Criminology 49: 401-441.
King, Ryan D., Steven F. Messner, and Robert D. Baller. 2009. Contemporary hate crimes, law
enforcement, and the legacy of racial violence. American Sociological Review 74:291-
315.
Kirk, David S. 2008. The Neighborhood Context of Racial and Ethnic Disparities in Arrest.
Demography 45:55-77.
Kirk, David S., and Mauri Matsuda. 2011. Legal Cynicism, Collective Efficacy, and the Ecology
of Arrest. Criminology 49:443-472.
Messner, Steven F., Robert D. Baller, and Matthew P. Zevenbergen. 2005. The legacy of
lynching and southern homicide. American Sociological Review 70:633-655.
Sampson, Robert J., Jeffrey D. Morenoff, and Stephen Raudenbush. 2005. Social Anatomy of
Racial and Ethnic Disparities in Violence. American Journal of Public Health 95:224-
232.
Slocum, Lee A., Terrance J. Taylor, Bradley T. Brick, and Finn-Aage Esbensen. 2010.
Neighborhood Structural Characteristics, Individual-Level Attitudes, and Youths’ Crime
Reporting Intentions. Criminology 48:1063-1100.
Stewart, Eric A., Ramiro Martinez, Jr., Eric P. Baumer, and Marc Gertz. (2015) The Social
Context of Latino Threat and Punitive Latino Sentiment. Social Problems 62: 69-92.
Xie, Min, Janet L. Lauritsen, and Karen Heimer. 2012. Intimate Partner Violence in U.S.

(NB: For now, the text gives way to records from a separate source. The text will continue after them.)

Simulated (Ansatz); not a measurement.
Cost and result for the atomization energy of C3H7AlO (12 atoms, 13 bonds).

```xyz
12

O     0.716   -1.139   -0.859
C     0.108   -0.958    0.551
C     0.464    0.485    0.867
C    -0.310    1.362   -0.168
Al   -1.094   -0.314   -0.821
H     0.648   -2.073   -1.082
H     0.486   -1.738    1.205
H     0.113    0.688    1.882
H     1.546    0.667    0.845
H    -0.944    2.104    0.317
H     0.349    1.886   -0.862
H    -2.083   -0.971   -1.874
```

Metropolitan Areas: The Contextual Influences of Police and Social Services.
Criminology 50:961-992.
APPENDIX A: “FILES AND CONCERNS” EMAIL
Brian, Eric and Marc,
I have spent the day going back through all of my records for our 2011 Criminology article. I
located files and emails that, without additional data, I have difficulty attributing to any benign
explanation.
Here is the background: the data for our 2011 paper were collected in early 2008, and the paper
was written in 2009. In fall 2009, after the analysis was finished and the paper was written, we
sent it out for feedback from colleagues. One of them suggested that we control for county
political climate. In response, Eric sent me a limited version of the data, so that I could add in
county voting percentages. I was a graduate student at the time. I have attached the limited data
Eric sent me (justin_voting_data.xls), as well as the data I sent back (Voting Data.xls). Three
things concern me.
The first, and the one that worries me the least, is that there are 1,000 respondents in the data, not
1,184 as we say in the published article. Eric sent me this data in December 2009, the same
month we sent the manuscript to Criminology. Therefore, the sample size should match what we
report in the article.
What is more concerning is that half of these 1,000 respondents are duplicates. That is, the data
include two exact copies of the same 500 respondents. If you open the data set and sort on
“case,” you can see that cases 501 to 1,000 are exact copies of cases 1 to 500. To make it easier
to see, I have included another excel sheet (Case_comparison.xls) with these cases placed next to
each other. This suggests someone may have copied and pasted the rows in the original data, and
then given them new case numbers (501 to 1,000).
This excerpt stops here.